Thursday, February 25, 2016

5th Circuit: Last Minute Approval for Mortgage Modification Does Not Excuse Mortgage Arrears

Posted by Trey Wilson San Antonio Texas Real Estate Attorney, Trey Wilson Real Estate Lawyer in San Antonio 

Last Minute Approval for Mortgage Modification Does Not Excuse Couple from Mortgage Arrears, Says 5th Circuit: Evidence insufficient to show a couple was damaged by the lengthy application process

In 2008, Ronald and Jennifer Joyce purchased a home with a mortgage, serviced by Wells Fargo (“Wells”), and secured with a deed of trust.  Two years later, the couple contacted Wells to discuss payment options because they were having trouble making their mortgage payments.  At that time, the homeowners submitted an application through Wells for a mortgage loan modification program under the federal Home Affordable Modification Program (“HAMP”)

Federal Home Affordable Modification Program (“HAMP”) Was Their Only Hope

HAMP was a program created under President Obama’s Administration to help homeowners avoid foreclosure and to stabilize the nation's housing market.  Under HAMP, eligible homeowners could lower monthly mortgage payments and get into more stable loans at present-day interest rates.  12 U.S.C. §§ 5219, 1715z-23.  HAMP also provided a way out of a home loan that avoids foreclosure altogether for homeowners who were unable maintain their mortgage for the long term.  Making Home Affordable.  See (accessed Feb 16, 2016).  According to the Lawrences, participation in the HAMP program was the only way to avoid foreclosure.

Bank Denied HAMP Modification, Sites Texas Constitution

Wells, however, denied the HAMP application because the deed of trust for the home was secured with a Texas Cash Out Loan.  According to Wells, the terms of Texas Cash Out Loans, governed by Article XVI, Section 50(a)(6) of the Texas Constitution, may not be modified and are not eligible for HAMP modification.  Wells did, however, create a payment plan, but the Lawrences were not able to keep up with the payments and completely defaulted in June 2011.  

Foreclosure Looming on the Horizon

            Wells started foreclosure proceedings while trying to work with the Lawrences to avoid foreclosure by rescheduling the foreclosure sale four times.  In the meantime, the Lawrences applied several times for HAMP modification.  In a surprising turn of events at the 11th hour, Wells agreed that the mortgage was eligible for modification under the federal program, but that the couple would have to hurry because the foreclosure had been rescheduled for December 6.  The Lawrences applied on November 14, but their application remained incomplete until December 2.  Wells informed the couple that the bank was not able to fully review all of the application materials and that the December 6 foreclosure would go on as planned.  The Lawrences remained in the home until 2013 without making any further payments.     

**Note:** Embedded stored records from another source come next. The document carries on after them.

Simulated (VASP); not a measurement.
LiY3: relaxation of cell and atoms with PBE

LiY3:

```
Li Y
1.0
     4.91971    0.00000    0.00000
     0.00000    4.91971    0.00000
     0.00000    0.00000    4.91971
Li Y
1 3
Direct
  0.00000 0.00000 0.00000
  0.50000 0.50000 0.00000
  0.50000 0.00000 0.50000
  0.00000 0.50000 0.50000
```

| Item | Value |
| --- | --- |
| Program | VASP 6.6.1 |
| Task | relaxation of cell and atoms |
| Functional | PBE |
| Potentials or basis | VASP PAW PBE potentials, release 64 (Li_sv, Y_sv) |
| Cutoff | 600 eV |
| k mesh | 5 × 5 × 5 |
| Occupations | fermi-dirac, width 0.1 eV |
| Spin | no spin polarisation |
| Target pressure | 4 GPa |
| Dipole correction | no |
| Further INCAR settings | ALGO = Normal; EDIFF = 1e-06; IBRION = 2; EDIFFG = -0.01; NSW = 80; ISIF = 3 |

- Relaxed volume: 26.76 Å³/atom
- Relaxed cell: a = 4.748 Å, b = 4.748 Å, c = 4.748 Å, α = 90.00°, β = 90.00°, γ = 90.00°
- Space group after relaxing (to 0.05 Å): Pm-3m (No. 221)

The Lawrences Took Wells Fargo to Court

            The Lawrences sued Wells for fraud and fraudulent-inducement in state court, and Wells removed the dispute to federal court and moved for summary judgment before a district court via a Magistrate Judge’s review.  The Magistrate concluded that the Lawrences raised a genuine issue as to whether their eligibility for a HAMP modification had been misrepresented to them over the months leading up to the eventual approval of their application.   Accordingly, the Magistrate gave his recommendations to the district court.  However, the district court granted summary judgment to Wells, citing insufficient evidence to show damages for fraud and fraudulent-inducement.

The Lawrences have appealed to the Fifth Circuit Court of Appeals, asserting common-law fraud and fraudulent inducement.  Specifically, they argue that the district court ignored evidence of their out-of-pocket damages when communicating with Wells via mail; that the district court ignored evidence that the bank’s misrepresentations denied them the opportunity to sell their home to mitigate their damages, and lastly, that the arrears that accumulated on the mortgage are damages.  The Lawrences have taken the position that the bank lead them on and caused the missed payments, thus increasing the monthly payments under the repayment agreement.  Therefore, the big issue before the Fifth Circuit was whether Wells was liable for fraud or fraudulent-inducement from 2010 to 2011 when Wells denied HAMP applications, but then allowed the HAMP modification less than thirty days before the foreclosure sale. 

Definition of Fraud Under Texas Law

            Under Texas law, fraud occurs when a (1) material misrepresentation is made that is (2) false; (3) at the time the representation is made…[and]; (4) the speaker makes the representation with the intent that other party should act upon it; [that the] (5) the party acted in reliance on the representation; and (6) as a result, the party suffered an injury.  Italian Cowboy Partners, Ltd. V. Prudential Ins. Co. of Am., 341S.W.3d 323, 337 (Tex. 2011).

The Fifth Circuit Weighed In

          Here, the Fifth Circuit affirmed the district court’s findings.  First, the Court said the Lawrences did not offer evidence showing damages as a result of corresponding with Wells.  While postage and time spent filling out the applications may be damages, the couple did not offer receipts from the post office, or a log of their time away from work.  “Mere assertion of injury, unsupported by evidence, is insufficient to survive summary judgment.”  Likensv. Hartford Life & Accident Ins. Co., 688 F.3d 197, 202.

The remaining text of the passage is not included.